Case Hardening, Chemical

the aggregate of technological processes that alter the chemical composition, structure, and properties of a metal’s surface layers without changing the composition, structure, and properties of its core. It is accomplished by the diffusion at elevated temperature of various elements into the surface layers to form a case. The choice of element or combination of elements depends on the surface properties required by a part. The diffusion is accomplished by the addition of carbon (carburizing), nitrogen (nitriding), both nitrogen and carbon together (carbonitriding, cyaniding), various metals (seeDIFFUSION COATING), boron (boronizing), silicon (siliconizing), and other elements.

Depending on the physicochemical state of the medium that contains the diffusing element, chemical case hardening can be carried out from the gas, liquid, solid, or vapor phase (the first two are carried out the most frequently) in gas, vacuum, or tank furnaces on objects made of steel, cast iron, pure metals, and alloys based on nickel, molybdenum, tungsten, cobalt, niobium, copper, aluminium, and other elements.

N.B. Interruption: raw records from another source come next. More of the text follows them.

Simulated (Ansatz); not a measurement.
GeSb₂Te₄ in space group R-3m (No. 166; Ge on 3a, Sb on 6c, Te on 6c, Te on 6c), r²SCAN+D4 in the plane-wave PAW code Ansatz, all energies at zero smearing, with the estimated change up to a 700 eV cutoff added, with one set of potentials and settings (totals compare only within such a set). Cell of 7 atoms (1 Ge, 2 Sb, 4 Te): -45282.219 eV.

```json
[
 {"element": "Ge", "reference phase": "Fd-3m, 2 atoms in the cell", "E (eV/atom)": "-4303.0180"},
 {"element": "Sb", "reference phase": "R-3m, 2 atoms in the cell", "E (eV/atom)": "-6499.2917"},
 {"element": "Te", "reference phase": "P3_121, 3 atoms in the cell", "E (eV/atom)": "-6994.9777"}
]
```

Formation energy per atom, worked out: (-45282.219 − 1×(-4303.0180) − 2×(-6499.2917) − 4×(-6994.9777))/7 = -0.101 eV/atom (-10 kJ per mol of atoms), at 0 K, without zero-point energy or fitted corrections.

The physicochemical processes that occur at the surface during case hardening are mainly related to the formation of the diffusing element in an atomic state as a result of a chemical reaction in the diffusion medium or at the boundary between the medium and the metallic surface (when diffusing from the gas or liquid phase) or as a result of the sublimation of the diffusing element (when diffusing from the vapor phase), the subsequent sorption of the atoms of the element by the metallic surface, and the diffusion of the atoms into the surface layers of the metal. Both the concentration of the diffusing element on the metallic surface and the structure and properties of the case depend on the case-hardening method. The depth of the element’s diffusion increases with temperature (according to the exponential law) and with the duration of the process (according to the parabolic law). By altering the structural and energy conditions of the surface, the case formed favorably affects not only the physicochemical properties of the surface but also the volumetric characteristics of the parts.

Chemical case hardening improves resistance to wear, heat, corrosion, and fatigue. (See separate articles on various case-hardening methods.)